Multi-disciplinary artist, poet, and fiction writer Erna Rosenstein became a leading cultural voice in 20th century Poland. Yet it is only now that the West is beginning to discover her surrealist masterpieces.
The Early Life of Erna Rosenstein
Erna Rosenstein (1913–2004) was born to Austrian-Jewish and Ukrainian parents in Lviv, Austria-Hungary, now Ukraine. When she was five, the family immigrated to Kraków, Poland.
The young Rosenstein studied at Wiener Frauenakademie and the Academy of Fine Arts in Kraków, which she graduated from in 1936. Two years later, in 1938, she visited the International Surrealist Exposition, organized by André Breton in Paris—a formative experience that shaped her aesthetic approach.
Already a committed Communist and member of the leftist Kraków Group of artists, her early work focused on life as a Jewish woman living under Nazi occupation in Poland.

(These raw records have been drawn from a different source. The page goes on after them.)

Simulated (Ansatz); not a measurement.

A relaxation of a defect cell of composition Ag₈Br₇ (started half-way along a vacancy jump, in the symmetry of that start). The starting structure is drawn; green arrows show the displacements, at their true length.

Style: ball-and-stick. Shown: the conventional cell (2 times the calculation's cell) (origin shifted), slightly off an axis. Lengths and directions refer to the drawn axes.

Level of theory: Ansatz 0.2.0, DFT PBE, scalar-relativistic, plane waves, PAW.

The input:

In 1942, the family attempted an escape from Warsaw. Both of her parents were killed on the journey, and Erna only barely survived. She spent the rest of the war years under various aliases.
Rosenstein routinely returned to the memory of Nazi occupation and the unspeakable trauma of the Holocaust, while developing a visual language all her own—stunningly abstracted surrealism.
After a Soviet-backed government was established in Poland, Rosenstein lived out her political ideals without turning a blind eye to hard realities. Among the tensions of the Cold War and the fallout of so much destruction from World War II, the Communist-led Polish People’s Republic faced ongoing strife and pursued a clampdown on civil liberties—while also delivering universal health care, education, the rebuilding of Warsaw, and the eradication of illiteracy.


The Rise of Rosenstein
Rosenstein’s long career saw her rise to the top of Eastern European art. She routinely returned to the memory of Nazi occupation and the unspeakable trauma of the Holocaust, while developing a visual language all her own—stunningly abstracted surrealism.
Though she never aligned herself with the officially sanctioned socialist-realist style, by the mid-1950s Rosenstein’s work began to take hold in the public consciousness. Soon, she was one of the most revered artists in the Poland scene.
Rosenstein’s biomorphic figures extend beyond painting into multimedia work made out of found objects.
In March 1968, student communists and other leftists took to the streets to protest the failures of the Soviet-backed regime. The result was brutal repression, and, after this, Rosenstein turned away from painting and focused on literature for a time—perhaps as a form of resistance.
As a writer, Rosenstein primarily wrote fairy tales and poetry. These pieces all featured surrealist subtexts, blending form, aesthetic, and meaning into a hypnotic brew.
Her biomorphic figures extend beyond painting into multimedia work made out of found objects. This fascination continued into the 1990s. Throughout the decade she made several ink drawings of these items—trash, organic matter, stones. She found them haunted by meaning and expressed these hidden stories visually.
Though a major name in Eastern Europe for much of her life, it was only after her death in 2021 that Rosenstein received her first monographic exhibition outside of Poland—“Once Upon a Time” at Hauser & Wirth.

The Surreal Appeal of Erna Rosenstein
I must now understand it all myself alone.
Ever deeper
and ever heavier.
Only it will remain.
— From “Rock (1)” by Erna Rosenstein
Rosenstein’s output of visual art and poetry tells a tale all its own. For the artist, “there are no distinct borders” between literature and painting. In this way, all of her work contains a driving narrative, a mythos that reverberates through every line and choice of color.
It is this narrative thread that binds all of her works together. It tells the story of a life lived among massive historical events, able to retain and reimagine the human dimension among the horror and ecstasy of existence.